Walmart has called “time’s up” on Jet.com roughly three years since acquiring the e-commerce startup and the service founder Marc Lore for $3.3 billion. Walmart has tried to figure out the best play for Jet.com and last year said the business would focus on densely populated urban markets like New York City and San Francisco.
The Bentonville-based retailer moved Wednesday (June 12) to begin integrating the two businesses into one. Jet.com will continue to operate, but will be managed by Walmart.com. The direction of Jet.com will likely change as CEO Simon Belsham is exiting the company in early August. The Jet team will report to Kieran Shanahan, who will continue to oversee the Food, Consumables and Health and Wellness Categories for Walmart eCommerce.
Shanahan began his Walmart career with U.K.-based Asda, eventually leading all of its e-commerce operations. He joined Walmart eCommerce in 2014 and led the build out of the U.S. online grocery service before transitioning to merchandising roles within Walmart U.S.
“His experience and the relationships he brings from multiple areas of the business will be critical for the further integrated role Jet will play within our portfolio. This natural progression of integrating an acquisition allows us to fully leverage Walmart’s assets for Jet and leverage Jet’s talent for Walmart,” Lore noted in a blog post Wednesday about the transition.
He said some of the team of Jet and Walmart joined forces last year, but now the entire Jet business (retail, marketing, technology, analytics, product and back office) will be merged into Walmart.com.
“With the teams creating synergy and Jet becoming even more focused, we don’t have the same need for a dedicated leader, … Belsham will be supporting the Jet transition through early August. Simon has been critical in repositioning Jet to reach urban customers,” Lore noted. “His steadfast leadership, deep knowledge of the retail industry and passion for our associates and customers had a positive impact on our organization. I can’t thank him enough for all he has done and appreciate his leadership and contributions.”
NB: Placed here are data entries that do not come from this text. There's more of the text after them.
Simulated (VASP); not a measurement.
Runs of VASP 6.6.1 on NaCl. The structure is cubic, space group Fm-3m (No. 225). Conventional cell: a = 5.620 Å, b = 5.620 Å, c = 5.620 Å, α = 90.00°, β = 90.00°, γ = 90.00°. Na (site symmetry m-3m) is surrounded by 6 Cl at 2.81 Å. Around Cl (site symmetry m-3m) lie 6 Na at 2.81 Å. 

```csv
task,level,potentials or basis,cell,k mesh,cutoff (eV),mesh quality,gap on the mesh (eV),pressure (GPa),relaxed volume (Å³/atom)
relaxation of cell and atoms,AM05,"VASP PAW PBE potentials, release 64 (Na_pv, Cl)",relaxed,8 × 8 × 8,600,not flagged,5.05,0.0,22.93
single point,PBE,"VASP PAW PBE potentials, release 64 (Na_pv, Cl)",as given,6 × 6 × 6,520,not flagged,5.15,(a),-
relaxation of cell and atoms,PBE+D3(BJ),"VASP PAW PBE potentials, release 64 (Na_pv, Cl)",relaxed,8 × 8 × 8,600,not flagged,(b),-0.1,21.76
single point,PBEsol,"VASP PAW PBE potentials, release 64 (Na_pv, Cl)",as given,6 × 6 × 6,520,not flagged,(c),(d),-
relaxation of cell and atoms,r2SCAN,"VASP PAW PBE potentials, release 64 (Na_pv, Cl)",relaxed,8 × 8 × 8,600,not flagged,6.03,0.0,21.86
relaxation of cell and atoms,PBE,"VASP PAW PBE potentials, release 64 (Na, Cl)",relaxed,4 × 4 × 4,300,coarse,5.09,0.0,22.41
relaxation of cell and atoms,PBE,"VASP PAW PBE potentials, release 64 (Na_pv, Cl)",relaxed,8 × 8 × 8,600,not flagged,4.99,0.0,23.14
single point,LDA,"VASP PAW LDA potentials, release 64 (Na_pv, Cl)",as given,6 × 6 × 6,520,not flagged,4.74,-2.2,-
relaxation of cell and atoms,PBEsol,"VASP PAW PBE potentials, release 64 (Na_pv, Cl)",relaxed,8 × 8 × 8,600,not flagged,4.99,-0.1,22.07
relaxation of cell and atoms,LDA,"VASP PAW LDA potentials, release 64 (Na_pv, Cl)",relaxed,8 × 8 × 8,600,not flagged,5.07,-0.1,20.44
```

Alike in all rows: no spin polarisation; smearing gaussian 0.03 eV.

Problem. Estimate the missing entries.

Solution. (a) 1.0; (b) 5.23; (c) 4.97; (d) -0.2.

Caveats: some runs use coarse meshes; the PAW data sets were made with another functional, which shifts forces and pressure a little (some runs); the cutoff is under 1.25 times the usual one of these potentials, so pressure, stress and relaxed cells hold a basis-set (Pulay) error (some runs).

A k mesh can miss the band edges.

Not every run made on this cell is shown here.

Part of the benefit for Walmart owning Jet was the ability to get more brands that would not be comfortable selling under Walmart. No one from Jet.com was present to talk to the media at this year’s shareholder week, unlike last year when Belsham and his management team held a question and answer session with the media. Lore told the media recently the Jet Black concierge service being tested in Manhattan is underway, but there is no plan to expand it.
Kantar reports Jet revenues have continued to fall well below forecasts. In 2016, the forecast for Jet revenue was $1 billion, but sales have fallen to roughly $689 million in 2019, Kantar reports. Households shopping Jet fell to 2% in January, from 3% a year ago. Insiders have said Jet.com has been on the backburner for Walmart, but with the recent Flipkart investment that continues to have a negative impact on earnings, the company is likely reeling in some of the line given to Jet.com in the past couple of years.
Walmart owns several native digital brands like Moosejaw, ModCloth, ShoeBuy, Bare Necessities and Eloquii that the company plans to continue growing, while the future of Jet.com remains uncertain.